Most voters had never heard of Flanagan, who has managed to elude the media while helping choreograph Harper's shrewd, three-year consolidation of power. But among aboriginal activists, his name set off alarms. For the past three decades, Flanagan has churned out scholarly studies debunking the heroism of Metis icon Louis Riel, arguing against native land claims, and calling for an end to aboriginal rights. Those stands already made him a controversial figure, but four years ago, his book, First Nations? Second Thoughts, sent tempers off the charts.

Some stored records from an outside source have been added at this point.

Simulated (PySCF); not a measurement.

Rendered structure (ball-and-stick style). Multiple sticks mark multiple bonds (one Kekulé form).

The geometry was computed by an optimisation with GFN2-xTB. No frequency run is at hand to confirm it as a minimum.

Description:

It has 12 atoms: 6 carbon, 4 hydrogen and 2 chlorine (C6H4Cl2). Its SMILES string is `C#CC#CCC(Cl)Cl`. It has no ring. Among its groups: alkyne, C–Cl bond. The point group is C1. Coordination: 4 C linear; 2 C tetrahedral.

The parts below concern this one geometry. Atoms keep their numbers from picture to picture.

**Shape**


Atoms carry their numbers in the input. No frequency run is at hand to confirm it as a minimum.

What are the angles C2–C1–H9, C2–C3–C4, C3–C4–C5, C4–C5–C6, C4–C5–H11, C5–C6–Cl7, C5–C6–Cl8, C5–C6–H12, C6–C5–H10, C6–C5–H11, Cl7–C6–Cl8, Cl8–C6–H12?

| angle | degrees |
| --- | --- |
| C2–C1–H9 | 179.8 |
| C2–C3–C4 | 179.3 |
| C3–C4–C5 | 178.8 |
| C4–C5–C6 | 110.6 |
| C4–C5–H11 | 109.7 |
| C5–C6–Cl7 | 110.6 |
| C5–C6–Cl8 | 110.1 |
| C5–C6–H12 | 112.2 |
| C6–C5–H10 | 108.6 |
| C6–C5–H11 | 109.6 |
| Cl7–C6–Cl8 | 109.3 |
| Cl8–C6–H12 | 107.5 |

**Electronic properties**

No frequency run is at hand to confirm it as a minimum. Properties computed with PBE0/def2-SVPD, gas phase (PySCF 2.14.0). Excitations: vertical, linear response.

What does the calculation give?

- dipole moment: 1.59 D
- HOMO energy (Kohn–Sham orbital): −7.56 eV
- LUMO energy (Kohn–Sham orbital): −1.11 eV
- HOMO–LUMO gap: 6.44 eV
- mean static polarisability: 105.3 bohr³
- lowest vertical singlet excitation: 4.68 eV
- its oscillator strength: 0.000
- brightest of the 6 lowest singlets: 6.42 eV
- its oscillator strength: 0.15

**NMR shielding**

In it, Flanagan dismissed the continent's First Nations as merely its "first immigrants" who trekked across the Bering Strait from Siberia, preceding the French and British et al by a few thousand years -- a rewrite which neatly eliminates any indigenous entitlement. Then, invoking the spectre of a country decimated by land claims, he argued the only sensible native policy was outright assimilation.
Aboriginal leaders were apoplectic at the thought Flanagan might have a say in their fate. Led by Phil Fontaine, National Chief of the Assembly of First Nations, they released an urgent open letter demanding to know if Harper shared Flanagan's views. Two months later, Harper still has not replied. For Clement Chartier, president of the Metis National Council, his silence speaks cautionary volumes. Martin's minority government could fall any minute, giving Harper a second chance at the governmental brass ring. "If Flanagan continues to be part of the Conservative machinery and has the ear of a prime minister," he worries, "it's our existence as a people that's at stake."
Who are these men -- for they are, without exception, men -- in Harper's backroom brain trust, collectively dubbed the "Calgary School?" Flanagan won his conservative spurs targeting the prevailing wisdom on the country's native people -- what he calls the "aboriginal orthodoxy." Others like Rainer Knopff and Ted Morton -- Alberta's long-stymied senator-elect -- have built careers, and a brisk consulting business, taking shots at the Charter of Rights, above all its implications for the pet peeves of social conservatives: feminism, abortion, and same-sex marriage.
But what binds the group is not only friendship, it's a chippy outsiders' sense of mission. In a torrent of academic treatises and no-holds-barred commentaries in the media, they have given intellectual heft to a rambunctious, Rocky Mountain brand of libertarianism that has become synonymous with Western alienation.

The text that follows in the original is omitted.